Things change. And in criminal law, sometimes things change because the Supreme Court of the United States changes them.

Last month, we got a heads up that SCOTUS may be changing the law that controls when a police officer can search someone’s car.   That’s because the High Court started its new term right off the bat with two big criminal cases:  Collins v. Virginia and Byrd v. United States.   Both deal with interpretation of the Fourth Amendment.

Note:  We’ve already discussed another big criminal case that’s coming down from SCOTUS in Carpenter.  See “Do Police Need Search Warrants to Access Digital Information?  The Importance of Carpenter v. United States.”


Police and Your Car

First, some backstory.  SCOTUS has already made it clear to law enforcement in this country that under the Fourth Amendment’s protections against unreasonable search and seizure, things are different when the police want to search your home versus your car.

Whether you agree or not, SCOTUS has ruled that there is less of an expectation of privacy in a motor vehicle than in a dwelling.  If you are cruising along in a car, truck, minivan, or recreational vehicle, then the federal constitution privacy protections provide you less protection.

To the police officer who pulls someone over in Plano or Denton or Fort Worth, this means he can search your vehicle as long as he has “probable cause” to believe that there’s evidence of a crime in the vehicle.  If that same police officer is standing on your doorstep with the same suspicion, then he has to get a search warrant where a judge reviews his “probable cause” belief and confirms it before your privacy can be invaded.

This is called the “automobile exception” to his need to get a search warrant.

Now, here’s what is happening.

Fourth Amendment

Your right to privacy is balanced against the right of law enforcement to investigate crime and prosecute those who violate the laws through search and seizure under the Fourth Amendment to the United States Constitution, which states:

The right of the people to be secure in their persons, houses, papers, and effects, against unreasonable searches and seizures, shall not be violated, and no Warrants shall issue, but upon probable cause, supported by Oath or affirmation, and particularly describing the place to be searched, and the persons or things to be seized.

Collins v. Virginia

This case comes out of the Virginia courts (790 SE2d 611), with Petition for Writ of Certiorari filed on February 21, 2017 (read it here).

The issue in Collins v. Virginia is thisWhether the Fourth Amendment’s automobile exception permits a police officer, uninvited and without a warrant, to enter private property, approach a house and search a vehicle parked a few feet from the house.

In Collins, the story began when Ryan Collins was at his girlfriend’s house.  Officers with the Albemarle County Police Department suspected Collins of evading them in a couple of high speed chases on his motorcycle.  So, after surfing around on Facebook and discovering the girlfriend’s residence on Collins’ Facebook page, they went over to the girlfriend’s house.

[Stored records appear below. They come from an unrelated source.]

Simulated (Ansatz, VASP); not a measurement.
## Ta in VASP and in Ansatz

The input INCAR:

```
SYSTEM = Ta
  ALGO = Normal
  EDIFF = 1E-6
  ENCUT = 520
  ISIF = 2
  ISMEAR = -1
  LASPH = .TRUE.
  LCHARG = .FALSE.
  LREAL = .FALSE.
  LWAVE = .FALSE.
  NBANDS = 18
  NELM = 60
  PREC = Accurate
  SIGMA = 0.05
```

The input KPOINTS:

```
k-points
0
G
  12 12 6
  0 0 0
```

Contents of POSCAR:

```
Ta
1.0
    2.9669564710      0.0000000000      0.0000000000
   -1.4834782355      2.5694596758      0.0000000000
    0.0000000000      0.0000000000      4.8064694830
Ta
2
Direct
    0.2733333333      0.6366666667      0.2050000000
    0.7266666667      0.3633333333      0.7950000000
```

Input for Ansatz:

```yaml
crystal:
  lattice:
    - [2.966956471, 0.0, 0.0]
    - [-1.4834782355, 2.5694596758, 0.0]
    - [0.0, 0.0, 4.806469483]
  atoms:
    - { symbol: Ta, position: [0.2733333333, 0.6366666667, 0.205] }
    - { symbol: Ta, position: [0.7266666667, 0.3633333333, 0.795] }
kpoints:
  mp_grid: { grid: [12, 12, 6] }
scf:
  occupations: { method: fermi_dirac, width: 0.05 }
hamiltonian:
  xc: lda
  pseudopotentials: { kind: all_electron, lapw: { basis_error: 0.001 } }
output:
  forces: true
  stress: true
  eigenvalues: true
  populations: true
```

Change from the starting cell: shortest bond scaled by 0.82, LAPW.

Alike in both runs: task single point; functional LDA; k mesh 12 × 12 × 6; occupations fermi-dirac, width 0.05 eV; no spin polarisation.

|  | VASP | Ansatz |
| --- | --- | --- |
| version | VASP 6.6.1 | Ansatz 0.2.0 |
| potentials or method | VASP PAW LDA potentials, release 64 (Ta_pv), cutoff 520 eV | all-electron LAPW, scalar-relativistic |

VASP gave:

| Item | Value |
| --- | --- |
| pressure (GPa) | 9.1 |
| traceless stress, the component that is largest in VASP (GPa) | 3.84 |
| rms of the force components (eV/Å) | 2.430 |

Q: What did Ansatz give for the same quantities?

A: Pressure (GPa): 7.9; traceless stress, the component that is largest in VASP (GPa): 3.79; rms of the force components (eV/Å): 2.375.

There, they confirmed what looked to be a motorcycle covered by a tarp, parked in her driveway behind a car.  It was just like they had seen in one of the Facebook photos.

The police officer went up the driveway, onto her property without permission, and pulled up the tarp so he could run the bike’s VIN (vehicle identification number).   He ran the VIN and it came back to a motorcycle reported stolen up in New York State.

So, the police banged on the door, and arrested Collins for stealing the motorcycle (“possession of stolen goods”).  Then Collins’ criminal defense began.

Among the arguments was the right of the police to trespass on the girlfriend’s property.  Did the officer have a right to walk up the driveway without her knowledge or permission?

The Virginia Supreme Court ruled that the “automobile exception” to the Fourth Amendment applies here, and ruled against Collins.  SCOTUS is reviewing that decision.

If SCOTUS doesn’t reverse the Virginia Supreme Court, then police officers all over the place are going to feel free to trespass and snoop around motor vehicles on private property.  As long as they can argue they’re focused on a vehicle of some sort, then arguably they will feel fine about walking all over someone’s place (including a third party, like the girlfriend here).

Worrisome, isn’t it?

Byrd v. United States

This case comes out of the United States Court of Appeals for the Third Circuit, with Petition for Writ of Certiorari filed on May 11, 2017 (read it here).

The issue in Byrd v. United States is thisA police officer may not conduct a suspicionless and warrantless search of a car if the driver has a reasonable expectation of privacy in the car-i.e., an expectation of privacy that society accepts as reasonable. Does a driver have a reasonable expectation of privacy in a rental car when he has the renter’s permission to drive the car but is not listed as an authorized driver on the rental agreement?

This story began after Terrence Byrd’s girlfriend rented a car back in 2014.  The Pennsylvania state trooper pulled him over for driving suspiciously.

Three reasons were given for the car being pulled over:  (1) “the operator of the vehicle was driving with his hands in the 10:00 and 2:00 position,” Pet. App. 10a, which is how most of us were taught to drive; (2) “his seat was reclined so that he was not clearly visible through the driver’s side window,” id. (punctuation omitted); and (3) the car was a rental, C.A. App. 88–90. The trooper stopped Byrd for violating a state traffic law requiring drivers to use the right-hand lane whenever possible. Pet. App. 2a; see 75 Pa. Cons. Stat. § 3313(d)(1).  Petition, page 6.

They searched the rental car. They found bad things in the trunk:  heroin, and body armor. Byrd was arrested. His defense began.

The federal appeals court ruled that Mr. Byrd had no expectation of privacy here because he was driving a rental car that he had not rented and in the rental agreement, was not listed as a driver of the vehicle.

Now, if Terrence Byrd had been driving in another part of the country, then things might have been different.  Federal appellate courts have not all agreed with the Third Circuit’s interpretation of Fourth Amendment privacy protections.

Specifically, the Eighth and Ninth Circuits and four state high courts hold that a driver has a reasonable expectation of privacy in a rental car if he has the renter’s permission to drive the car.  Petition, page 12.

So, how much privacy do you get in a rental car?  And how much power do the police have to search a car that you are driving but don’t own and aren’t the “listed driver”?  Depending upon how SCOTUS decides in this case, the police may have a great deal more power when they pull over a vehicle and the driver isn’t the owner or “listed driver.”

Scary stuff.

Oh, and a quick note from Collins:  the police surf social media, too, folks.